Kudu: New Apache Hadoop Storage for Fast Analytics on Fast Data

Categories: Hadoop HBase HDFS Impala Kudu Performance Spark

This new open source complement to HDFS and Apache HBase is designed to fill gaps in Hadoop’s storage layer that have given rise to stitched-together, hybrid architectures.

The set of data storage and processing technologies that define the Apache Hadoop ecosystem are expansive and ever-improving, covering a very diverse set of customer use cases used in mission-critical enterprise applications. At Cloudera, we’re constantly pushing the boundaries of what’s possible with Hadoop—making it faster, easier to work with, and more secure.

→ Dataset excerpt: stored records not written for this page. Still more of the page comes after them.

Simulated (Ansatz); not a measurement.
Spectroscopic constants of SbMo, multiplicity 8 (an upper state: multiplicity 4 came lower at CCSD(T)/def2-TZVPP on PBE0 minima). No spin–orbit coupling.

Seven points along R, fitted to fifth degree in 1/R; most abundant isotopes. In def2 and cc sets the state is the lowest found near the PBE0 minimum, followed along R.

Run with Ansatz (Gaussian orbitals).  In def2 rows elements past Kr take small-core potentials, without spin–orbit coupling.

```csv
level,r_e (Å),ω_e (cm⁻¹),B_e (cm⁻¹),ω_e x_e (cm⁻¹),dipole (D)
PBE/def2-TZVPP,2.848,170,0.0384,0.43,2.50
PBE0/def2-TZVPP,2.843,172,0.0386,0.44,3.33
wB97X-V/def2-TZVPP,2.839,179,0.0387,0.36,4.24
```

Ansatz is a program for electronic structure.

In late 2012, we began a long-term planning exercise to analyze gaps in the Apache Hadoop storage layer that were complicating or, in some cases, preventing Hadoop adoption for certain use cases. In the course of this evaluation, we noticed several important trends and ultimately decided that there was a need for new storage technology that would complement the capabilities of what HDFS and Apache HBase provide. Today, we are excited to announce Kudu, a new addition to the open source Hadoop ecosystem. Kudu aims to provide fast analytical and real-time capabilities, efficient utilization of modern CPU and I/O resources, the ability to do updates in place, and a simple and evolvable data model.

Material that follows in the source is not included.